[Mpi-forum] [EXTERNAL] Wording in MPI standard

Brightwell, Ronald rbbrigh at sandia.gov
Tue Nov 27 00:30:33 CST 2012


On Nov 26, 2012, at 2:37 PM, Scott Pakin wrote:

> Ron,
> 
> On 11/26/2012 12:18 PM, Brightwell, Ronald wrote:
>> The issue is not whether the local non-blocking operation will complete, but whether starting a local non-blocking operation is enough to satisfy the matching non-local operation. It  is essentially saying that once an operation has been started and matched, completion is local. That is, completion of a send operation that has been started and satisfied by a matching receive operation (that has also been started) is not dependent on whether that receive operation has been completed. The send side doesn't have to wait for the receive side to call MPI_WAIT in order for the send to complete.
> 
> Yes, I just want the standard to clarify that what you wrote above is
> guaranteed MPI behavior, not simply desirable behavior.

I think it is guaranteed behavior.

> 
> Let me provide a little more detail on what I'm dealing with.  I
> believe, but have not yet managed to prove, that a large LANL
> application is doing something like the following:
> 
>    Rank 0        Rank 1
>    ------        ------
>    ISSEND 1      IRECV 0
>    WAIT          ALLREDUCE
>    ALLREDUCE     WAIT
> 
> If MPI guarantees that "the send side doesn't have to wait for the
> receive side to call MPI_WAIT in order for the send to complete"
> (i.e., the non-local matching you refer to), then the preceding
> pseudocode represents a correct use of MPI.  If, however, it would
> merely be "nice" for the send not to have to wait for the receive-side
> MPI_WAIT, then the preceding pseudocode represents an incorrect use of
> MPI that happens to work with all tested MPI implementations but may
> deadlock under some future implementation.
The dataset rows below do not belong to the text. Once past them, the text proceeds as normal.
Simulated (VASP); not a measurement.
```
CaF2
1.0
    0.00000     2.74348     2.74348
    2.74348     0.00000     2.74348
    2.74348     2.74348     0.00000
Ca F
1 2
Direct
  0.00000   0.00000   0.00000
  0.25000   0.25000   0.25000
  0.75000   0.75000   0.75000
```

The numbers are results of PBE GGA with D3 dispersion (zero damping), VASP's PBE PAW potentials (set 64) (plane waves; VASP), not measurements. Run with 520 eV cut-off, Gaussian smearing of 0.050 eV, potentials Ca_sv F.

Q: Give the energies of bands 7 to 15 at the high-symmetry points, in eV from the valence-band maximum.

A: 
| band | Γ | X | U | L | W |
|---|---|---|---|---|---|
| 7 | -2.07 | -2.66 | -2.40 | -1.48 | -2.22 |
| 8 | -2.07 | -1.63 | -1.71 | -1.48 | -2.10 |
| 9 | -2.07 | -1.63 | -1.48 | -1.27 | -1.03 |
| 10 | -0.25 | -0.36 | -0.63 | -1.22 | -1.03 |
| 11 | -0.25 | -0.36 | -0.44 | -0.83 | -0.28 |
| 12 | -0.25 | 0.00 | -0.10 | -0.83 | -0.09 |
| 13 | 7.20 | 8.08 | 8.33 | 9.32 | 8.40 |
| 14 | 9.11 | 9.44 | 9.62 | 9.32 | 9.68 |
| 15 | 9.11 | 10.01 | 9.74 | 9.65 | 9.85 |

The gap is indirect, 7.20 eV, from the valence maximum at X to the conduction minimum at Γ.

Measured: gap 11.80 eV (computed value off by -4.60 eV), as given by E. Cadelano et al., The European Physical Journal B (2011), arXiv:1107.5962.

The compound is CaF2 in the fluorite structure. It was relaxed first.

I think this should always work.

> 
>> I'm not sure there's any semantic difference between "... the receive should complete..." versus "... the receive must complete...", but the latter does seem stronger.
> 
> Some standards bodies explicitly distinguish "must" as meaning, "or
> else you don't have a compliant implementation" and "should" as
> meaning, "or else you have a technically compliant but probably poorly
> performing implementation."  The key is whether users can rely on the
> stated behavior for correct application execution, as in my pseudocode
> example above.

I don't think the Standard is usually that subtle about quality of implementation issues, so it seems to me like it should be "must".